Since we are a young family (going on 2.5 years!) we think often about the traditions and routines we want to start and what value/meaning they have. Christmas is definitely a season I think a great deal about what traditions to adopt and what to say no to. There is just so much to consume even on this level during this season! Its hard to know what to accept, what to adopt, and what to reject.
This year we got an artificial Christmas tree (thank you Grandma Judy!) which is beautiful and doesn't cause Drew to sneeze. :) After learning more about the traditional Christian liturgical year and holidays (Advent, Christmas, Epiphany, Lent, Easter, etc) reading
Living the Christian Year by Bobby Gross (IVP) there was one tradition in particular I wanted to adopt.
You see, Christmas is actually preceded by Advent - traditionally a season of
waiting & hopeful expectancy. Advent was often commemorated by fasting, simple living, and definitely no celebratory parties or decorations.
So I decided that at home we would celebrate Advent by putting up our Christmas tree, but waiting to decorate it until Christmas Day. Christmas is not just one day, but a season of 12 days (hence the song) lasting until January 6th. Having our Nativity scene figurines out and a bare Christmas tree was a great reminder of what was coming, but not yet here.
This might seem sad, but it really changed my perspective. As Christmas neared more and more decorations went up around us, the frenzy to buy more increased, and seeing all this my
expectation was not heightened but halted, consumed even. There were few places outside my own home where I felt I could find that quiet.
I think, as a well-off well-educated 21st century American I often rob myself of waiting, expectancy, and quiet. I can have or get anything I want at anytime - even Christmas...even the Savior?
There is good reason Jesus made himself in the form of man and moved into our neighborhood as a babe. He had to take the same 9 month journey in his mother's womb that we all do. Mary and Joseph had to wait for this promised child. Israel had to wait for him for hundred's of years.
I think of how often people lement missing that "childish" feeling of expectancy on Christmas morning because the magic of Santa is gone or we know what is under the tree or we know there are no more surprises. But what if the magic is still there? what if there were surprise gifts for each of us under the tree each and every year?
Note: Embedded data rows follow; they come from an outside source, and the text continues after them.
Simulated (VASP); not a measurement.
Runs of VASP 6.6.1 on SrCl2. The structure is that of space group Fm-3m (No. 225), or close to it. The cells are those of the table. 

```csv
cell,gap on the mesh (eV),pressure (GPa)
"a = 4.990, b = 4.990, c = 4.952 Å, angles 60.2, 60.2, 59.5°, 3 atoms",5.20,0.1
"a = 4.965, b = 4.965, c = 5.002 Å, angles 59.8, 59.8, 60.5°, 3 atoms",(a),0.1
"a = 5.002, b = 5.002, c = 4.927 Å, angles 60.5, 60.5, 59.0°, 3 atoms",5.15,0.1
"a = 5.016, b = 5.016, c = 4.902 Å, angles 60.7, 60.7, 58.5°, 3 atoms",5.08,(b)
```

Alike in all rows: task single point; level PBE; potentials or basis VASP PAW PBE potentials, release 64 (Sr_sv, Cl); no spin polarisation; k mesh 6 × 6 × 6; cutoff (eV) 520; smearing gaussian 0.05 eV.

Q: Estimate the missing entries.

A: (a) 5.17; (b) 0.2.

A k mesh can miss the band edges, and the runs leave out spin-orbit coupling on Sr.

I think there are. I think the magic is in Jesus' birth, the fact that the most powerful being in all the universe chose to become a lowly infant to Middle Eastern parents who would soon be refugees so that we might know how vast his love is. And I think there is a gift for us each year, each day, that no one can change - God loves you.
I think too often I let my desire, my want, and greed to take away my own opportunity to wait. And that is when the surprise is lost. I lose out on the opportunity for the Lord to speak to me anew, to reveal his love for me, in his way, in his time.
Thanks for Advent Lord. Thank you for knowing I need to wait on you.